Existence of a conditional expectation construction for metric spaces

Question

Following the construction of the conditional expectation for real valued random variables, I wondered if it can be 'generalized' to metric spaces as follows. Let $(\mathbb{X}, d)$ be a metric space, $X:\Omega \to \mathbb{X}$ a random variable and $\mathcal{G}$ some subsigmaalgebra in $\Omega$. Is there in general a $\mathcal{G}$-measurable $Z:\Omega \to \mathbb{X}$ such that $\mathbb{E}[d(X,Z)\mathbb{1}_{A}] = 0$ for all $A\in \mathcal{G}$ ? I am not sure whether Radon-Nikodým can be applied here in some way.

Answer 1

What you want is $d(X,z)1_A=0$ a.s (because of non-negativity) and, in particular, this must holds for $A=\Omega$. So this is possible only if $X$ is a.s. equal to some $Z$ which is $\mathcal G-$ measurable.

Answer 2

If $X$ is a random variable on an arbitrary probability space $(\Omega, \mathcal{A}, \mathbb{P})$ and taking its values in a standard Borel space $\mathbb{X}$, and $\mathcal{B} \subset \mathcal{A}$ is a $\sigma$-algebra, then there exists a regular conditional distribution $\mathbb{P}(X \in \cdot \mid \mathcal{B})$ of $X$ given $\mathcal{B}$. A Polish space is a standard Borel space. The existence of the regular conditional distribution does not hold in general if we only assume that $\mathbb{X}$ is a separable metric space.

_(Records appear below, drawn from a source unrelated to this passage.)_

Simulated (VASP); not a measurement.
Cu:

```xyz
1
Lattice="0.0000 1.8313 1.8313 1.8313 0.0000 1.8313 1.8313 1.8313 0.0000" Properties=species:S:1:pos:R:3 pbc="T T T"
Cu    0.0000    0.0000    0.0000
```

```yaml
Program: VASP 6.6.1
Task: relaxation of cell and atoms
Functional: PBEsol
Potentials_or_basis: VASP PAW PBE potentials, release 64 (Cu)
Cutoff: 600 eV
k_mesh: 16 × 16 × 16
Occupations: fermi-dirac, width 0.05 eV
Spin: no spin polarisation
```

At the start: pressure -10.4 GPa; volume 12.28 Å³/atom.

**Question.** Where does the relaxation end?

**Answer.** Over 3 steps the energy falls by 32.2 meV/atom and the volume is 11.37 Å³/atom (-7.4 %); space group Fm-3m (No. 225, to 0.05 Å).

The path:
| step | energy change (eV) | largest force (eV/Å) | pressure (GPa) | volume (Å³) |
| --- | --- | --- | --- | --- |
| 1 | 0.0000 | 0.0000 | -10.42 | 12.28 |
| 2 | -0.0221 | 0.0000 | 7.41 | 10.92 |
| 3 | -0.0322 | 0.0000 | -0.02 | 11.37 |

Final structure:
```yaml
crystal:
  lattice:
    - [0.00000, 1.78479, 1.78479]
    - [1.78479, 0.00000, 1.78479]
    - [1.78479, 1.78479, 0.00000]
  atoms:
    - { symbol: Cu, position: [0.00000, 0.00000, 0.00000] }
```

Then for any suitable function $f \colon \mathbb{X} \to \mathbb{R}$, one has the conditional expectation of $f(X)$ given $\mathcal{B}$: $$ \mathbb{E}[f(X) \mid \mathcal{B}](\omega) = \int f(x) \mathrm{d}\nu_\omega(x) $$ where $\nu_\omega$ is the probability measure $\mathbb{P}(X \in \cdot \mid \mathcal{B})(\omega)$.